Today’s Wonder of the Day was inspired by Alvin. Alvin Wonders, “Why is there no gravity in space?” Thanks for WONDERing with us, Alvin!
Have you ever seen videos of astronauts in space going on a "spacewalk"? If so, you know that they don't look like they're walking like they do on Earth. Instead, they sort of float around.
Here on Earth, when you drop a ball it falls to the ground. That's because of the powerful force of gravity. But in space, everything floats. Why is that?
Could it be because there's no air in outer space? Maybe it's because the laws of physics don't apply to outer space?
Scientists will tell you that the laws of physics do indeed apply in outer space, and it's not a lack of air that accounts for the absence of gravity. So what's going on here? Why isn't there any gravity in space?
Those same scientists would actually be quick to correct your misunderstanding. Gravity is everywhere…even in space! So what accounts for that weightless feeling that astronauts experience in outer space? There are a couple of factors that explain it.

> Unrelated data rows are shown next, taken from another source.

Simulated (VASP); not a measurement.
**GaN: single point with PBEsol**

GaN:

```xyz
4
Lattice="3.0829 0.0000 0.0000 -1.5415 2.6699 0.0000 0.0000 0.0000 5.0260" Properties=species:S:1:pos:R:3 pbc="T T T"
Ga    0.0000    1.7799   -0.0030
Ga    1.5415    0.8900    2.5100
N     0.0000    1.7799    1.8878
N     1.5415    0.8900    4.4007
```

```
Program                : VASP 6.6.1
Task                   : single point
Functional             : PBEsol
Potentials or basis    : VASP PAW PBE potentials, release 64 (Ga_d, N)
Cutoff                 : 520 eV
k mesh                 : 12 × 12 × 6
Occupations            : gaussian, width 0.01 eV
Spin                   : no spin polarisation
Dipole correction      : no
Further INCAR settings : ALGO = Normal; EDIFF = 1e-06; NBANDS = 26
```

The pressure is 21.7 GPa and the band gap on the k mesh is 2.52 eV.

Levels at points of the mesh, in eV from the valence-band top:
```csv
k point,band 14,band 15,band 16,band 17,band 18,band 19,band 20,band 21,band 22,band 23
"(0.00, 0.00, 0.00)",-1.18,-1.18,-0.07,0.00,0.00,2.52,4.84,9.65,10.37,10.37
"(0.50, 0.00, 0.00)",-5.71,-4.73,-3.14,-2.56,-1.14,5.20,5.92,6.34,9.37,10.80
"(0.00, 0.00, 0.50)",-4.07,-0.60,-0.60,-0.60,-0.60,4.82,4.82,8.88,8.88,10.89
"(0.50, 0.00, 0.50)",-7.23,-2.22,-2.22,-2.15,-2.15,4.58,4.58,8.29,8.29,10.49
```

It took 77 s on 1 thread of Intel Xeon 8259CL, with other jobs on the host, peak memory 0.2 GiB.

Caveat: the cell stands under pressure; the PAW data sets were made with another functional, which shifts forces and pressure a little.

Anything with mass creates gravity. The gravity generated by the Sun, Earth, the Moon, and other planets stretches throughout outer space. However, the effect of that gravity decreases as distance increases. At extreme distances, the gravity exerted on a particular object might be almost zero, but it will never be completely absent.
Distance alone doesn't account for the weightless feeling astronauts get, however. To feel like there is no gravity due to distance, the distance must be truly extreme. For example, at the orbit of the International Space Station, which is approximately 250 miles above Earth, Earth's gravitational pull is still about 90% of what it is at Earth's surface.
The weightless feeling astronauts experience can be explained by their relation to the spaceship they're on. Astronauts on spaceships in outer space are affected by gravity in the same way that their spaceships are. They are both orbiting Earth, which means they're falling sideways at the same time they're falling toward Earth.
On Earth, astronauts feel the force of gravity as weight, because Earth's surface prevents them from falling. In outer space, however, there is no ground to push against astronauts. As they orbit and fall toward Earth at the same rate as their spaceship, astronauts feel weightless, as if there were no gravity.
Gravity exists everywhere, even in outer space. It may be so small at great distances that it's almost undetectable. Closer to Earth, however, astronauts get that weightless feeling not because of the absence of gravity, but because they're falling at the same rate as their spaceship and there's no ground to stop their fall and create the sensation of weight.